Elise Siegel and Mie Yim present sculpture and painting that explore what it means to be human, specifically how we inhabit our bodies. In the project room work of Brant Moorefield, Anna Ortiz and Gretchen Scherer, artists who take landscape and interior space as the starting point for paintings that alter the coordinates of visual reality.
Elise Siegel and Mie Yim
Storefront Ten Eyck is delighted to present the work of Elise Siegel and Mie Yim, mid-career artists, whose work is primarily concerned with the human figure. To pair the sculpture of Elise Siegel and the painting of Mie Yim is to explore what it means to be human, specifically how we inhabit our bodies; what identities we assume; and how our emotions, thoughts and aspirations are expressed in images that reflect the nuances of the material and the sensitivity of their creators to the human condition. These two artists are masters of their respective mediums. Through a skillful manipulation of their materials and art historical sources, each arrives at striking, poignant representations of the human form as we seek to understand it in an age of digital representation and physical disconnection.

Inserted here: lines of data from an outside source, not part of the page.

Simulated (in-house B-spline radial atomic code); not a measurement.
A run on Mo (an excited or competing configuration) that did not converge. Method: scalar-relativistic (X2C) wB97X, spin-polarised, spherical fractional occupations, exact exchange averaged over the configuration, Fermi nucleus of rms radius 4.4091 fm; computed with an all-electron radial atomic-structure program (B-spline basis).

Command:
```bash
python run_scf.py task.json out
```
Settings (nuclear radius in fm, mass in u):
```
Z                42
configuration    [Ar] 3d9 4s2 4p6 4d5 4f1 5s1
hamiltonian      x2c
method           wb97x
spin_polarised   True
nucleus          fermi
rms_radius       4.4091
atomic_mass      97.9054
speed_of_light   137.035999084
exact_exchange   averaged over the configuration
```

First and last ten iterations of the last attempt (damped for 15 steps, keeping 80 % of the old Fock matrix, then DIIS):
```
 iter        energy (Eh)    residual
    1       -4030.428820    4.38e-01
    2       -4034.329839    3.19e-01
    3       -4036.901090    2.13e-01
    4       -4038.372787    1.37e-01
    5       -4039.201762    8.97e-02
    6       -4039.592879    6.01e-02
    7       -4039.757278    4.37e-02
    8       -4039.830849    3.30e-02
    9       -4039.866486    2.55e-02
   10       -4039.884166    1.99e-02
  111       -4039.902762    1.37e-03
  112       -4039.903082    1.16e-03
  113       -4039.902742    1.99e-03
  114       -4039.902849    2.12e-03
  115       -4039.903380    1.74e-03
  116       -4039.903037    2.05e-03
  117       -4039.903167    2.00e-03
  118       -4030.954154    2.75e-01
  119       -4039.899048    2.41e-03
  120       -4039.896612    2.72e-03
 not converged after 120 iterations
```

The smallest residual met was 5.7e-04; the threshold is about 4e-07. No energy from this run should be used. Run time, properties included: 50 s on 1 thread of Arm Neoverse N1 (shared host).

Elise Siegel’s ceramic portrait busts are inspired by figurative sculptures that appear to have had some cultural function, either in ritual or in daily life, in addition to their being creative expressions–objects that humans have empowered–idols, reliquaries, masks and even toys. They vary stylistically as well as in terms of scale, surface and glaze. Siegel has taken formal cues from the abstracted features and exaggerated forms of the Jomon dogu figures of Neolithic Japan, as well as the hollow eyes of terracotta Haniwah funeral figures from the 3rd to 6th century AD. For Siegel, these sculptures, everything from Renaissance reliquary busts to African masks, continue to resonate as their meaning evolves over time. Although each of Siegel’s sculptures is a distinct individual, they are not portraits of specific people. Rather, they are meant to embody a psychic state familiar to the viewer, allowing for a wide range of projections that reflect what the viewer brings to the encounter. The artist attempts to imbue the work with the immediacy of human experience and to find a way for each sculpture to project a sense of its own hidden life.
As a Korean-born immigrant, Mie Yim is interested in the intersection of Asian-pop visual culture and American post-war painting. Her paintings are portraits of animal-human hybrids, at times looming and solitary, at other times camouflaged and amalgamated. Ambiguities exist between distinctly rendered forms and areas comprised of paint on canvas. In Yim’s image world, the artist deploys a spectrum of jumbled, toy-like creatures and wise or self-possessed beings, like characters in an odd narrative who are visitors in a foreign land. The paintings conjure multiple associations ranging from evocative perversions, comic-book vulnerabilities, flirting violence, placid contentment and existential dread. The characters are staged so that they wrestle with all-too-human dramas filled with intense erotic desire and looming brutality. The artists writes, “As a child in Korea, I was weaned on Hello Kitty, Little Twin Stars and various other hopelessly cute dolls and fluffy animals. Later, as an art student in United States, I felt nourished by Philip Guston, Willem DeKooning and Italian Baroque painters like Caravaggio and Pontormo. Today, I like to imagine that if someone were to eat one of my paintings, it would taste sweet and sour and leave a perplexing, tangy aftertaste.”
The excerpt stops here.